The reference-data, interface, and data-flow briefs guide the skeleton, but they do not replace source evidence. Treat the prior-step index as the working context: Nextflow source, source summary, reference-data brief, interface brief, data-flow brief, and any open questions carried forward.
Topology is this skill's job to settle. The output must be concrete gxformat2: workflow inputs with their final collection shapes and formats, workflow outputs, the step set, the producer→consumer edge graph, branches, and `when:` guards are all decided here. The upstream interface and data-flow briefs guide those decisions, but if they hedge or leave a topology choice open, this skill makes the call from source evidence, IWC exemplars, and pattern pages — never emit a topology `TODO`. Wrapper resolution, by contrast, is **evidence-gated, not source-gated**: resolve each tool step to the tier its evidence supports — **Resolved** (fully concrete, no `_plan_*`), **Identity-pinned** (concrete `tool_id`, parameters and changeset left to the per-step skill), or **Deferred** (`tool_id: TODO`) — as defined in galaxy-workflow-draft-format. Capture whatever you defer in the `_plan_*` family (`_plan_state`, `_plan_context`, `_plan_in`, `_plan_out`) so the per-step skill has the source evidence and constraints it needs.
Source tendency: nf-core modules name their tool, pin a version, and carry the `command:` block, conda packages, and container tags — so steps reach **Resolved** when a pattern page or IWC exemplar covers the operation (fill `tool_id`, parameters, and port names from the worked example), and **Identity-pinned** when the module names the tool but its settings for this context stay open. **Deferred** is for domain-specific scientific tools with no covering pattern (alignment, variant calling, expression quantification, etc.) — pack `_plan_context` with the source command, conda specs, container tags, and pre/post conditions the per-step skill needs to pick a wrapper. Emitting `TODO` over a pattern-covered recipe discards real evidence the per-step skill cannot recover.
Optionally, once topology is settled, group the step set into titled stage frames via the gxformat2 `comments:` array (one frame per analysis stage, `contains_steps:` populated, color decorative) — see galaxy-workflow-comments for the convention.
Before handing off, check each settled step is computable from what feeds it. The connection graph knows that ports connect, not what they carry — so a declared output that needs evidence no wired input supplies will validate yet can't be implemented. Where you find that gap, wire (or add) the producer; if you can't, append a blocking entry to the open-requirements-ledger naming the step, the uncomputable output, and the missing evidence (and record vague intent in `_plan_state`) so the per-step loop or repair-galaxy-draft-topology acts on it rather than discovering it late. More generally, carry the ledger: read the entries bearing on your topology decisions and mark resolved the ones you close.

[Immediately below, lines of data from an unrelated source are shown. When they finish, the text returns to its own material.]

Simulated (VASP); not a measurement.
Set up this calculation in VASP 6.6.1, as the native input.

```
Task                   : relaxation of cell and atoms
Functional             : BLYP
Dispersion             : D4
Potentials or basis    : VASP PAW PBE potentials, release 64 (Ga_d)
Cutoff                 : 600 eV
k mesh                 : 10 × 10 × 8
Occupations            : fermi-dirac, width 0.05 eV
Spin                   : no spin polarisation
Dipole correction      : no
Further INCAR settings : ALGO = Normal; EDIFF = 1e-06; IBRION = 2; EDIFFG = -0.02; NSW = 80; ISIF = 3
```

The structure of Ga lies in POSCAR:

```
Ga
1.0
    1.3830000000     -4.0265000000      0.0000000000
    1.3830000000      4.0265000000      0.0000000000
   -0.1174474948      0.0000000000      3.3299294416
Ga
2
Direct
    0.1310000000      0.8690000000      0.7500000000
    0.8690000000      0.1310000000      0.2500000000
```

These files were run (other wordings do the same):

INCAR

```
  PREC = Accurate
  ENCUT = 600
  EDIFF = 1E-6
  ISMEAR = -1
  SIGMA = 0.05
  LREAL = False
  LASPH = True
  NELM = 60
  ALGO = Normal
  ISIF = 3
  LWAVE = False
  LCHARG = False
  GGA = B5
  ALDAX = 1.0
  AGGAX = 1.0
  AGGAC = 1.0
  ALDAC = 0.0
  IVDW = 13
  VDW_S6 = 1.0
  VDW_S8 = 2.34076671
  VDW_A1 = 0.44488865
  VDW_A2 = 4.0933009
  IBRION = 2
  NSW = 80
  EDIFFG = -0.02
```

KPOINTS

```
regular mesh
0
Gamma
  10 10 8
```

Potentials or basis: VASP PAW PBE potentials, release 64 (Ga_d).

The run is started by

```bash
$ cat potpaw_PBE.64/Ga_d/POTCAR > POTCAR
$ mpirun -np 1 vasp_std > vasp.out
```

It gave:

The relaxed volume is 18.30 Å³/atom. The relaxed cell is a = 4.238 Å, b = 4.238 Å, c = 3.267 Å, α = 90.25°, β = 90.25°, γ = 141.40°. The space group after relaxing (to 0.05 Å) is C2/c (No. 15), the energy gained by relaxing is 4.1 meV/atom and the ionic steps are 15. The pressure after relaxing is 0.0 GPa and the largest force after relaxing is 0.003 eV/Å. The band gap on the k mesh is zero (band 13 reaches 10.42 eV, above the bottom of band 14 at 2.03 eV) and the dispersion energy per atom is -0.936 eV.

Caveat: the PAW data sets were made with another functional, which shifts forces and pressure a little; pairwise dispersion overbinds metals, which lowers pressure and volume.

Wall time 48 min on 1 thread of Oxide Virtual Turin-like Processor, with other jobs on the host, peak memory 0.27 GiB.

Output shape is gxformat2 with wrapper-tier relaxations and `_plan_state` / `_plan_context` / `_plan_in` / `_plan_out` per tool step — see galaxy-workflow-draft-format. Refinement open work for those planning fields lives in `refinement.md`.
## Runtime Notes
- Do not read Foundry source files at runtime; use only files packaged in this skill bundle and user-supplied artifacts.
- Preserve declared artifact filenames unless the user or harness supplies explicit paths.
- Carry unresolved assumptions into the output artifact instead of silently inventing missing source evidence.